1 REASONS OF THE COURT: The successful respondents to these two appeals seek orders by which the respondents' costs of both appeals would be fixed by the court and ordered to be payable forthwith. Alternatively, the respondents seek costs on an indemnity basis. The issue of costs, with the parties' consent, is being determined on the papers.

2 The respondents' written submissions of 20 July 2010 are supported by an affidavit sworn by the respondents' solicitor, Haydn Ross Robinson, of the same date. Mr Robinson's affidavit contains a breakdown of the respondents' solicitor and counsel costs by reference to hourly charges, generating, in aggregate, a figure claimed of $34,181.40.

3 The respondents' first proposal would circumvent a taxation and seek to have this court immediately fix the respondents' costs of both appeals. This approach is rationalised on the very general basis that a taxation would incur additional expense and delay for the respondents.

4 The respondents say that the level of costs they seek is substantially below a maximum amount that could be awarded in their favour on a (party and party) taxation. Hence it is put that the level of the fixed costs claimed is reasonable. The respondents' written submission proceeds:


    15. The Court has a proper basis to determine the costs claimed are, [sic] logical, fair and reasonable.

    16. For these reasons the Court should fix the costs of these appeals, a fortiori because this will avoid the expense and delay involved in taxation.
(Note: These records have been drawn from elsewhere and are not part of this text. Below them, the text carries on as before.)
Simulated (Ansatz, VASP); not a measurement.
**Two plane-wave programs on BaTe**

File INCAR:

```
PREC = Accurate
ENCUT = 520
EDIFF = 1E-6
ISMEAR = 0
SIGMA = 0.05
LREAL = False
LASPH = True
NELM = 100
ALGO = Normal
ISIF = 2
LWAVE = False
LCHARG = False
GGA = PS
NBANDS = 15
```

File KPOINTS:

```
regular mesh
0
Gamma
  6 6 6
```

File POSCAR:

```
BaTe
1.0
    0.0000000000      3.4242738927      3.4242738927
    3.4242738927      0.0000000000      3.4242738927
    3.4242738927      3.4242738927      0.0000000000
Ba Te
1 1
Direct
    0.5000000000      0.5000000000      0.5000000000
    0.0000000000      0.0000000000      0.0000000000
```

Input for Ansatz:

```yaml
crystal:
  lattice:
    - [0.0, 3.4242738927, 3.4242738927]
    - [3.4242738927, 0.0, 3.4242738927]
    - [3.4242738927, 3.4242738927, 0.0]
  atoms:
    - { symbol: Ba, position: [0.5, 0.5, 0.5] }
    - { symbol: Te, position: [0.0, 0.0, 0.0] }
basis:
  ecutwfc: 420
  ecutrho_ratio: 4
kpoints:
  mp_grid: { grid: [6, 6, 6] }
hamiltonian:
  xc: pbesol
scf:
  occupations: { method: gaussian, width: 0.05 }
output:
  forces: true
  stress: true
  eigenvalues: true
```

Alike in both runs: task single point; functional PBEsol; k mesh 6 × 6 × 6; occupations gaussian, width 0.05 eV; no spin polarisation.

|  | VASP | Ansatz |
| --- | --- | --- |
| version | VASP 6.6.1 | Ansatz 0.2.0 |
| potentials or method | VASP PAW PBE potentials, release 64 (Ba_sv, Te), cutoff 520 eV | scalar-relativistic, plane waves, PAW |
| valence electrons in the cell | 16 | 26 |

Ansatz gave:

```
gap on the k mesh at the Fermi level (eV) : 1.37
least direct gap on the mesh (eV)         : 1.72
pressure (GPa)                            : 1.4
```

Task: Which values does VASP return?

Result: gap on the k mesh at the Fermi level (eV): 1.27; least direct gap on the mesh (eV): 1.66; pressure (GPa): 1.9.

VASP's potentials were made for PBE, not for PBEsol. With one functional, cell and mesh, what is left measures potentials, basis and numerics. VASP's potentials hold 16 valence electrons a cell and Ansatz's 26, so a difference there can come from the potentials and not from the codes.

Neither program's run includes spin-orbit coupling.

    17. If taxation is required, extra costs will be incurred which under Item 29 in the Table of the 2008 Determination, are such amounts as are reasonable in the circumstances. Taxation in these appeals will be unproductive and complicated because of there being 2 appeals not consolidated but heard together, albeit the Respondents do not make too much noise about this complication.

    18. The conduct of the Appellants has already wasted the scarce resources of the Court including two special appointments and these appeals. The Court should not provide further indulgences to the Appellants by allowing them to unproductively consume more of the Court resources [sic] by the parties being committed to taxation.

    19. The utility in the Court now fixing costs is potentially amplified because it is possible the taxing officer would tax and allow costs to the Respondents in the amounts now claimed.


(Page 8)



5 In the alternative, the respondents seek an order for indemnity costs against the unsuccessful appellants. The respondents' submission as to the alternative orders is (in part):

    23. The Respondents are cognisant of the principle [that] an indemnity costs order will not be made if the costs would be covered by an order for party and party costs or by a special costs order: Flotilla at[11].

    24. In these appeals it cannot be said costs of $34,181.40 sought by the Respondents will be awarded as party and party costs.

    25. The Respondents do not here contend a special costs order should be made because they do not say these appeals involve unusual difficulty, complexity or importance, as is required by s280(2) of the Legal Practitioners [sic: Profession] Act 2008.

    26. But it is contended an indemnity costs order should be made, albeit that may result in the same outcome - an order for the Appellants to pay $34,180.40.

    27. Where the conduct of the defaulting party deserves sanction by the Court, that may properly be reflected in an order for indemnity costs: Oshlack v Richmond River Council (1998) 193 CLR 72 at [44]; Brookvista at [32].

    28. The conduct of the Appellants referred to above and otherwise in the Reasons of the Court of Appeal clearly falls within the conduct proscribed by Pullin J. in Flotilla. The conduct caused the undue prolongation of appeals based on groundless contentions, the appeals were commenced or continued in circumstances where the Appellants, properly advised, should have known that they had no chance of success and substantial irrelevant and inadmissible evidence was sought to be adduced by the Appellants.


6 The appellants resist both alternatives advocated by the respondents, albeit they appear to accept (as they must) that the successful respondents are at least entitled to their taxed costs of the appeal.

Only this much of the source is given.